Your engine is overheating because you have it directly attached to the pump. Never directly attach Buildcraft compatible engines to any device if you cannot avoid it. The only exception here are redstone engines, which cannot overheat.
Why shouldn't you attach engines directly? Because Buildcraft compatible engines output power in bursts, whenever their piston stroke is at its highest point. A stirling engine strokes once per 52 ticks and generates 1 MJ/t; therefore, every stroke, it will attempt to output one single burst of 52 MJ. However, Buildcraft machines generally have limits on how much power they can accept per tick (burst input limit), and how much power they can use per tick. A Buildcraft pump has a burst input limit of 10 MJ. That's the amount the engine is able to squeze into it on its stroke. The remaining 42 out of 52 MJ cannot be transferred and thus remain in the engine, causing it to heat up.
The entire point of the heatup behavior is to make the engine stroke faster. If it strokes faster, the time between energy bursts is smaller, and thus the energy bursts themselves are smaller as well. A stirling engine heated up all the way to red will stroke once per 8 ticks, and therefore transfer 8 MJ per stroke. This is below the burst input limit of the pump, and thus the engine can finally transfer all of its power once it hits red.
...Except for the fact that a Buildcraft pump will pump no more than 1 bucket per second, using 10 MJ to do so. That means it has a maximum power usage of 0.5 MJ/t. The stirling engine is generating 1 MJ/t. So regardless of how fast the stirling engine strokes, it will never be able to transfer all of its energy to the pump because the internal buffer of the pump simply drains only half as fast as the engine is trying to fill it. Again, the engine can't transfer its energy, and eventually overheats and explodes.

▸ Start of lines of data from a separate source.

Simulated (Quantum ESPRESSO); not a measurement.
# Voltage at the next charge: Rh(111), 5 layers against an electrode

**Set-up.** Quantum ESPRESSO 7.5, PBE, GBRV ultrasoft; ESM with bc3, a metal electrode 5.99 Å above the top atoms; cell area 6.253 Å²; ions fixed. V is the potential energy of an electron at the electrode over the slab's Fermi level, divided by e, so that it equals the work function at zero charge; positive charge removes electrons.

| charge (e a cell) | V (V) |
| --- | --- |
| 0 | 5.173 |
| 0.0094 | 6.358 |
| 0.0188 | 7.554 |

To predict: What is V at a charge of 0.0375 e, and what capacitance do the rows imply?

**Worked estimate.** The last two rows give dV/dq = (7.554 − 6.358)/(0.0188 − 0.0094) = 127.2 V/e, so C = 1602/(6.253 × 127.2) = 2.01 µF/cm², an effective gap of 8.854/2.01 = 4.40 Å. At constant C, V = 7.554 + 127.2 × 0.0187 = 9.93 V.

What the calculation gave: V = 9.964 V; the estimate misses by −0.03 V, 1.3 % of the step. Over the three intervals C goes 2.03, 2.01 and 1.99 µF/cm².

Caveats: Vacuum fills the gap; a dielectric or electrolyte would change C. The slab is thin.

If you connected the pump via kinesis pipes, the stirling engine would be able to output all its power into the pipes (which have a burst input limit of something like 1500 MJ), and don't worry about how much the pump is actually consuming. Since the pipe will also feed a constant stream to the pump this will actually make the pump go faster than with the directly attached stirling engine, because the initially slow stroke speed of the engine would mean that the pump only pumps something once per 2.5 seconds instead of once per second.